To illustrate this method, we shall prove $AM-GM$ for two variables using the method.

Prove that $\dfrac{x+y}{2}\ge \sqrt{xy}$ for non-negative reals $x,y$.

First, assume WLOG that $x\le y$. Thus, we can represent $x$ and $y$ by: $x=a$ $y=a+b$ where $a,b$ are non-negative reals. Make sure you see why this is true.

Thus, we want to prove $\dfrac{a+a+b}{2}\ge \sqrt{a(a+b)}\implies a+\dfrac{b}{2}\ge \sqrt{a^2+ab}$

Squaring both sides gives $a^2+ab+\dfrac{b^2}{4}\ge a^2+ab\implies \dfrac{b^2}{4}\ge 0$ which is true by the trivial inequality.

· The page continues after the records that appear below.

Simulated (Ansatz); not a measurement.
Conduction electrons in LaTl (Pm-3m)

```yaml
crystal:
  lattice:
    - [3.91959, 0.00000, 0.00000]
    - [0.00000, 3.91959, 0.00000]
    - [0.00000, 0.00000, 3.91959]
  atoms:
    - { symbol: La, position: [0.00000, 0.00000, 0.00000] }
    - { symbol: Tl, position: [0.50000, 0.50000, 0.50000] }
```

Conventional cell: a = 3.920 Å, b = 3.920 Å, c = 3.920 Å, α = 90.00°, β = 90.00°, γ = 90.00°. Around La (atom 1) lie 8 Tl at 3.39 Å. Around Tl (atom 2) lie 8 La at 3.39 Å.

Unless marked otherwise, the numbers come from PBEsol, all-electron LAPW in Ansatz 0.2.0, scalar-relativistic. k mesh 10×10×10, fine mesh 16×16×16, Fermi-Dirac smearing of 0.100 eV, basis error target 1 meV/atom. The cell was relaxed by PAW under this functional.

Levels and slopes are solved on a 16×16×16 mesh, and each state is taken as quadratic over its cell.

In general, if we have variables satisfying $x_1 \le x_2\le \cdots \le x_n$, then we substitute $x_1=y_1$$x_2=y_1+y_2$ $\vdots$ $x_n=y_1+y_2+\cdots +y_n$

Given that $a,b,c$ are non-negative reals such that $a\le b\le c$, then prove that $(a+b)(c+a)^2\ge 6abc$

We see that we already have the condition of $a\le b\le c$, so we can apply Buffalo's Way directly. Let $a=x$ $b=x+y$ $c=x+y+z$ where $x,y,z$ are non-negative reals. Thus, we want to prove $(2x+y)(2x+y+z)^2\ge 6x(x+y)(x+y+z)$

This expands to (told you Buffalo Way is a bash): $8x^3+12x^2y+8x^2z+6xy^2+8xyz+2xz^2+y^3+2y^2x+yz^2\ge 6x^3+12x^2y+6x^2z+6xy^2+6xyz$

Rearranging gives $2x^3+2x^2z+2xyz+2xz^2+y^3+2y^2z+yz^2\ge 0$ which is trivially true ($x,y,z$ are positive).

We can also see that this method gives an equality case: We must have $x=y=z=0$. Thus, $a=b=c=0$.

When actually solving Olympiad Inequalities in competitions, NEVER use this method, unless you have no idea now to do it otherwise. In cases where the inequality is relatively simple (no denominators) the Buffalo Way is almost guaranteed to work.

NOTE: I don't know where the name comes from. If you try to search it up, you won't get any results. I first heard of this method from the AoPS Community.